I have a one column dataframe I ingested from a text file. So from this:
oneColDF = (spark.read
.format("text")
.load(file_path))
display(oneColDF)
, leading to this df:
with a hundred or so rows. There is no dependable delimiter in this format (for instance, a space won't work because some fields have spaces within), however, the columns are fixed-width, so i know column name and width for each field (all fields are strings). I know this because I was provided with dictionary:
fixed_width_column_defs = {
"submitted_at": (1, 15),
"order_id": (16, 40),
"customer_id": (56, 40),
"sales_rep_id": (96, 40),
"sales_rep_ssn": (136, 15),
"sales_rep_first_name": (151, 15),
"sales_rep_last_name": (166, 15),
"sales_rep_address": (181, 40),
"sales_rep_city": (221, 20),
"sales_rep_state": (241, 2),
"sales_rep_zip": (243, 5),
"shipping_address_attention": (248, 30),
"shipping_address_address": (278, 40),
"shipping_address_city": (318, 20),
"shipping_address_state": (338, 2),
"shipping_address_zip": (340, 5),
"product_id": (345, 40),
"product_quantity": (385, 5),
"product_sold_price": (390, 20)
}
So I can add empty columns like this:
multiColDF= oneColDF.withColumn('submitted_at',
lit(None).cast(StringType())).withColumn('order_id', lit(None).cast(StringType())).withColumn('customer_id', lit(None).cast(StringType())).withColumn('sales_rep_id', lit(None).cast(StringType())).withColumn('sales_rep_ssn', lit(None).cast(StringType())).withColumn('sales_rep_first_name', lit(None).cast(StringType())).withColumn('sales_rep_last_name', lit(None).cast(StringType())).withColumn('sales_rep_address', lit(None).cast(StringType())).withColumn('sales_rep_city', lit(None).cast(StringType())).withColumn('sales_rep_state', lit(None).cast(StringType())).withColumn('sales_rep_zip', lit(None).cast(StringType())).withColumn('shipping_address_attention', lit(None).cast(StringType())).withColumn('shipping_address_address', lit(None).cast(StringType())).withColumn('shipping_address_city', lit(None).cast(StringType())).withColumn('shipping_address_state', lit(None).cast(StringType())).withColumn('shipping_address_zip', lit(None).cast(StringType())).withColumn('product_id', lit(None).cast(StringType())).withColumn('product_quantity', lit(None).cast(StringType())).withColumn('product_sold_price', lit(None).cast(StringType()))

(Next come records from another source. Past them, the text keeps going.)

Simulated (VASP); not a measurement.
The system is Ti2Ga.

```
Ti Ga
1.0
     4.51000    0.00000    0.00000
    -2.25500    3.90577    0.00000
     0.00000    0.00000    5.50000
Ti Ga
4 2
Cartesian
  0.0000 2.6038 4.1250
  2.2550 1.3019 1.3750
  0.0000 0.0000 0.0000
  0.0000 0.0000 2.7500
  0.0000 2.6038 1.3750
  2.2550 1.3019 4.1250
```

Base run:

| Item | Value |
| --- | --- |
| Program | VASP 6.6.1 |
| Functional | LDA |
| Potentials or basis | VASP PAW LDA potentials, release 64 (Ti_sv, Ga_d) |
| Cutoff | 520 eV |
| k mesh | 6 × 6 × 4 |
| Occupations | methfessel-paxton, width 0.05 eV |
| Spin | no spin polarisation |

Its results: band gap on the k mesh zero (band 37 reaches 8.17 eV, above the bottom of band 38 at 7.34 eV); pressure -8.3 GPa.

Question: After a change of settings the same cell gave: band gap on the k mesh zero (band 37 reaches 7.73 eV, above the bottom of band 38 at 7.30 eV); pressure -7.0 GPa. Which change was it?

, so now the dataframe has all the columns:
So I am trying to figure out how to loop through the dataframe to update all the columns with the appropriate data from the value column.
for row in multiColDF.rdd.collect():
addTheDatafromValColToEachCol()
I am stuck at this point. I would be grateful for any ideas, either building on what i have done or perhaps a simpler solution. Thank you.